Because rule by technocratic corporation is just such a big win. Your's is a perfect example of how our chimpanzee brain can overwhelm those faculties that make us human. Greed is based largely on short term gain (your paycheck right now) and not on long term prosperity (what will my paycheck look like if the government and unions are hamstrung or outright eliminated from labor regulation and negotiation).

So what is it? Are you a chimpanzee, or a human being?

Comment Re:Japan too (Score 1) 224

It will be the standard Conservative talking point; that the recession doesn't really exist, it's all these evil economists, many of them civil servants, trying to get Labour elected. Labour has now been out of power so long that it can't be directly blamed for the woeful state of the British economy, so the next strategy is to deny there is a problem at all.

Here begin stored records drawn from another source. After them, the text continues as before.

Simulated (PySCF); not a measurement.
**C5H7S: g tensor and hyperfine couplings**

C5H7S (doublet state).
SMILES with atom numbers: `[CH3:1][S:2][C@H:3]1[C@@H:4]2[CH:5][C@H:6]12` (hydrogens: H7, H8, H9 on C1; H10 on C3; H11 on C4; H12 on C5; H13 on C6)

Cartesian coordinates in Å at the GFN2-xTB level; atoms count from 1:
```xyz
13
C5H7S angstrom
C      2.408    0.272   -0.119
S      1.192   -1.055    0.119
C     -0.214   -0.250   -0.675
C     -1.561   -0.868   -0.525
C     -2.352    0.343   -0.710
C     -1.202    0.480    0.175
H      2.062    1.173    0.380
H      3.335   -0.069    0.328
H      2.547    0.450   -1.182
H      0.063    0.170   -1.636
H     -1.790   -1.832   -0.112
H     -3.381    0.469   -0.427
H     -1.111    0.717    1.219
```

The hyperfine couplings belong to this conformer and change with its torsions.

All the Brexit "dividends" that were promised have proven phantoms. Creating any kind of friction with your primary trading partner is utter stupidity. Britain has been a merchant nation since the Middle Ages, with deep links to the Continent. In fact, whether it was the Habsburgs, Napoleon, the Kaisers or Hitler, the primary objective was to create a continental system that would keep Britain out. Heck, even de Gaulle got in on the "keep Britain off the Continent" when he blocked Britain's entry into the customs union at a time when Britain's economy was falling over a cliff.

And lo and behold, this time it wasn't some Continental demagogue trying to wrench Britain away from Europe, it was the likes of Nigel Farage and Boris Johnson who accomplished what Britain had been fighting to prevent since the Battle of Agincourt.

Comment Re:Japan too (Score 2) 224

I think a review of post-WWII history will show that Britain spent decades in a spiraling decline. It's empire and the kind of locked in economy that that vast empire had created began to disintegrate. The huge debts accrued between the late 1930s and 1945, much of it owed to the United States in one form or another, left it the sick man of Europe. It probably would have entered the Customs Union earlier, but de Gaulle had an absolute hatred of the British and did everything he could do to block it. A seemingly permanent turn around happened as it integrated into the European economic community. It had to replace its Empire with something; and the Commonwealth had proven an enormous failure; with the preeminent Commonwealth nations like Canada and the Australia resigning their economic relationship with the UK to the dust heap.

Comment Re:A warning to well-meaning spiritualists out the (Score 3, Insightful) 120

According to the OT God told Abraham to murder his own son, only stopping Abraham at the last moment. God is a fucked up dude, so maybe He did tell this putz to scam people. God has done far far far worse (if you believe the Bible).

For me, it's just another con artist using religion to gain money. He's at the lower tier of con men; the big ones like Joseph Smith, L Ron Hubbard and Billy Graham wanted power.

Comment Re:nope (Score 2) 382

My brother lives in Calgary and when the cold snap hit there, there were plenty of ICE vehicles knocked out. Even the block heaters were struggling, and that's before they were told to conserve electricity during the evenings. Intense cold snaps pretty cause different problems for ICE and EV engines, but the result is the same; the vehicle won't start.

Comment Re:Increase reliability, stop subsidizing batterie (Score 4, Insightful) 382

The large majority of the US has a commute of about 26-27 minutes, or just under an hour both ways. Let that sink in for a moment. Discard the outliers, like guys who live in Montana and have to drive fifty miles uphill both ways to and from work. The average American spends less than an hour moving between home and work.

So what that says in the vast majority of usage cases, an EV is more than adequate, and if there are issues, it isn't with battery capacity, it's probably limitations in the electrical grid.

I don't know of too many other fields of inquiry where the obsession is purely with the least likely use case scenarios; of some guy with a 10 cylinder Dodge Ram that tows a 10 foot utility trailer up a mountain range five days a week, and that decisions are made at the highest levels based on that guy, as opposed to the 90+ other people who don't have a commute like that at all. I would imagine that if I were to look for a historical counterpart, it might be when they started building the canal systems in England in the 16th century, and I'm sure there were guys who horse and ox-pulled carts right pissed that their livelihoods were threatened, or when the canal system itself was again made redundant by a new group of capitalists and bureaucrats laying down track. I'm sure all the horse-drawn cab drivers were outraged by stinky petrol-swilling exhaust-puking automobiles literally tearing their livelihood out from underneath them.